The problem is, everything they brag about was broadcast thirty, forty, or fifty years ago, and comes with its own cringeworthy reminiscence by some elderly SCETV employee or board member. Like how they used to teach Chinese over the air. A black kid learned Chinese that way.
He won't any more. He can just watch endless episodes of "Arthur" on SCETV's varied channels all showing the same thing.
Anyway, the reminiscer had to go to DC to speak to Congress, and he took the black kid along. Asked about the value of SCETV's educational programs, the man- white- told the members of the Congressional committee, he thought "this boy" he'd brought along could tell them better. And the black kid dutifully addressed the committee in Chinese. "Look! A nigra who can learn! Please, Senator Thurmond, another earmark?"
The people who run SCETV are so out of touch it's scary, especially when you look up their email addresses, email them, and get no response. Ever. What's the point?
How long can you run thirty year old BBC comedies on weekends? Judi Dench and Geoffrey Palmer will die, eventually. How can you run a New York Times article that talks about how well-funded SCETV "is" without showing the obviously ancient date when it was published? Anybody who can read knows its funding has been cut, and cut and cut.
It's becoming a big shell game. When's the last time a movie company hired the studios, as they advertise happens? When they run the ad talking about all the famous stars who's "appeared before SCETV cameras" has anyone noticed Bob Hope's and Peter Falk's heydays were a really long time ago?
Bob Hope died in 2003. He was a hundred years old. Pater Falk is 83. Either the clips they show is really old or he has held up better than he seems to have done on his few recent media appearances.
This morning on South Carolina Business Review, radio host Mike Switzer did his usual Monday morning interview with John Warner, who follows Upstate SC economic development via his Swampfox website.
Warner told an interesting tale about how Greenville hosted an econ dev team from Knoxville, TN. He argued that for every big redevelopment project in the Upstate, it needed a champion: someone with the heft to get things like the Hyatt downtown or Falls Park off the dime.
It made sense. It made me wonder, who is the champion for attracting the volume of knowledge workers- and changing the anti-knowledge worker culture of the state? And if there is no one, how do we find someone to pick up the fallen standard?

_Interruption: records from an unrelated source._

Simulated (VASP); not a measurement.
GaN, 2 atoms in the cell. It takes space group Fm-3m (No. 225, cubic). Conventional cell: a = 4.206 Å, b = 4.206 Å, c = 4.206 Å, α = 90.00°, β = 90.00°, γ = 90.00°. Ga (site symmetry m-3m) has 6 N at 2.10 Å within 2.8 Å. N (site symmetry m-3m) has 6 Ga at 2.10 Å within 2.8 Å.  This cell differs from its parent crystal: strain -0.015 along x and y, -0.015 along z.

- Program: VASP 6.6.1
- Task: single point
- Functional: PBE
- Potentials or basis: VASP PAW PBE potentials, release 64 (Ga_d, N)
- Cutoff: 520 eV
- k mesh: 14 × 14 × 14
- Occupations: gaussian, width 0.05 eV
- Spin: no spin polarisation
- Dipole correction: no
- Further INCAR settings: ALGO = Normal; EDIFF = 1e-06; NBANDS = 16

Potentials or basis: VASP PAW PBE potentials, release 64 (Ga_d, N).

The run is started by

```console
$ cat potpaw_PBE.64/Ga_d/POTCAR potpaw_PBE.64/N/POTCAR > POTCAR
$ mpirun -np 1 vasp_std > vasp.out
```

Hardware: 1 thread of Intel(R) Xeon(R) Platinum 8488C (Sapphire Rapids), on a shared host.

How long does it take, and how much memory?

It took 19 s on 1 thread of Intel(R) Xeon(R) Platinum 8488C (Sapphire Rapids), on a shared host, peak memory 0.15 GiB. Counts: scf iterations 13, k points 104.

Switzer finished his interview with the advice that if one wanted to know more, just look up SC Business Review on the ETV Radio website.
So I did.
Here's what I found:
SC Business Review
South Carolina Business Review, with host Mike Switzer, features news and interviews from South Carolina's public companies and business leaders.
For questions, comments, or information about underwriting E-mail Mike Switzer.
What's On
(Browse our archive)
The week of 08/23/2010
Monday, Aug 23, 2010
Narrative: The pulse of the SC business community is being monitored through news, blog comments, and events at www.swampfox.ws, a weekly feature on the SC Business Review.
Description: Mike Switzer interviews John Warner, founder and publisher of www.swampfox.ws based in Greenville, SC.
Damn. I sure learned a lot from that.